We'll first check to see how many times "Protective Frisk" was the only search type. Then, we'll use a string method to locate all instances in which the driver was frisked.
# Count the 'search_type' values
display(ri.search_type.value_counts())
# Check if 'search_type' contains the string 'Protective Frisk'
ri['frisk'] = ri.search_type.str.contains('Protective Frisk', na=False)
# Check the data type of 'frisk'
print(ri.frisk.dtype)
# Take the sum of 'frisk'
print(ri.frisk.sum())
It looks like there were 303 drivers who were frisked. Next, we'll examine whether gender affects who is frisked.
Comparing frisk rates by gender
We'll compare the rates at which female and male drivers are frisked during a search. Are males frisked more often than females, perhaps because police officers consider them to be higher risk?
Before doing any calculations, it's important to filter the DataFrame to only include the relevant subset of data, namely stops in which a search was conducted.

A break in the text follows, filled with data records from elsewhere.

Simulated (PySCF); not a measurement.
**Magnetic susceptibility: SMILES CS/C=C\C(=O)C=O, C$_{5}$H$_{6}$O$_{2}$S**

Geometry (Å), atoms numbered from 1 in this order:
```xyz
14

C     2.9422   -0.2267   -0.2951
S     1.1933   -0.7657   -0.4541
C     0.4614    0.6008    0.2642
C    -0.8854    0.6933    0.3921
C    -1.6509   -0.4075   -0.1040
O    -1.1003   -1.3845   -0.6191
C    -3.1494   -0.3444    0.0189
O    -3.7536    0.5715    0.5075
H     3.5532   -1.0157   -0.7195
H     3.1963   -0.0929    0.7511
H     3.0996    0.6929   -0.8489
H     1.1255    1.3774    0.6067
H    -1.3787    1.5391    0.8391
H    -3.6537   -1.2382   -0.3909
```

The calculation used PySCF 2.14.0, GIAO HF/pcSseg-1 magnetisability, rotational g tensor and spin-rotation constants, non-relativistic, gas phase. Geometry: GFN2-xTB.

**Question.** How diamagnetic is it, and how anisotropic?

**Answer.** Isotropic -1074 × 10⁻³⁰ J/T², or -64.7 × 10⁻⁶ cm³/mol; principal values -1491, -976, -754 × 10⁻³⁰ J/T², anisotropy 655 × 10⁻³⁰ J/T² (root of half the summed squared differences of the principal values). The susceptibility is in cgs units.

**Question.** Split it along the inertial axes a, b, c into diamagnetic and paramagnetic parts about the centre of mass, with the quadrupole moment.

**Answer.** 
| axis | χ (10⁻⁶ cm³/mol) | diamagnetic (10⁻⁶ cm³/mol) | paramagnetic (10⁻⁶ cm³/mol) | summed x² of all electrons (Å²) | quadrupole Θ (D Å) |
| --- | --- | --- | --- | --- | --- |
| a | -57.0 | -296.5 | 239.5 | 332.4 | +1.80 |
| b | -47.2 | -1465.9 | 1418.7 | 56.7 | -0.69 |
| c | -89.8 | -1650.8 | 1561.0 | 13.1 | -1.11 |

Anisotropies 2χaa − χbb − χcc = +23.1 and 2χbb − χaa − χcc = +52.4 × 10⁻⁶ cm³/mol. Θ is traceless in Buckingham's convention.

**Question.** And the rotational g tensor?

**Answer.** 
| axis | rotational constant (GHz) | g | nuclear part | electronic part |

# Create a DataFrame of stops in which a search was conducted
searched = ri[ri.search_conducted == True]
# Calculate the overall frisk rate by taking the mean of 'frisk'
print(searched.frisk.mean())
# Calculate the frisk rate for each gender
searched.groupby("driver_gender").frisk.mean()
The frisk rate is higher for males than for females, though we can't conclude that this difference is caused by the driver's gender.
Visual exploratory data analysis
Are you more likely to get arrested at a certain time of day? Are drug-related stops on the rise? We will answer these and other questions by analyzing the dataset visually, since plots can help us to understand trends in a way that examining the raw data cannot.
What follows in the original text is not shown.